Day. Welcome to the 2026 annual meeting of shareholders of Forward Industries. I would now like to turn the conference over to Kyle Samani. Chairman, please go ahead.

Kyle Samani
Chairman, Forward Industries

Good morning, ladies and gentlemen. My name is Kyle Samani, I serve as Chairman of the Board of Directors of Forward Industries, Inc. I am pleased to welcome you to the 2026 annual meeting of shareholders of Forward Industries. I will serve as Chair of today's meeting. The rules of conduct for this meeting are available through the meeting portal. Please follow those rules we can conduct the meeting efficiently and fairly. With me is Georgia Quinn, Forward's General Counsel, who will act as Secretary of the meeting and Inspector of Election. Also joining us are members of the board of directors and management team. The meeting will now come to order. We will proceed with the formal business of the meeting as set forth in the notice of annual meeting and accompanying proxy statement.

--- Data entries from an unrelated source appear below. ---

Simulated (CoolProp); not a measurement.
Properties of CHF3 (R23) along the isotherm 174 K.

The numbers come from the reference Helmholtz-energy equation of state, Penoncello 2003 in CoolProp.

It is now 11:00 A.M. Eastern Time. I declare that the polls are open on all proposals to be voted on today. If you already voted by proxy, either by mail, telephone or online, you do not need to vote again. Only shareholders of record as of those as close of business on January 22nd, 2026, and beneficial owners who followed the voting instructions provided to them are entitled to vote at this meeting. Miss Quinn, could you please report on the mailing of meeting materials and the shareholder list?

Georgia Quinn
General Counsel, Forward Industries

Thank you, Mr. Samani. I have available at this meeting a complete list of the shareholders of record as of the record date. I also have an affidavit certifying that the notice of annual meeting and proxy statement were duly distributed to shareholders of record in accordance with applicable law and the company's governing documents. The affidavit and shareholder list will be filed with the records of this meeting. Shareholders representing a majority of outstanding shares of common stock entitled to vote at this meeting are present in person or by proxy. Accordingly, a quorum is present, and the meeting is duly constituted for the transaction of business. Shareholders entitled to vote may do so through the meeting platform. If you are entitled to vote and have not yet voted, or if you wish to change your previously cast vote, you may do so by following the voting instructions provided.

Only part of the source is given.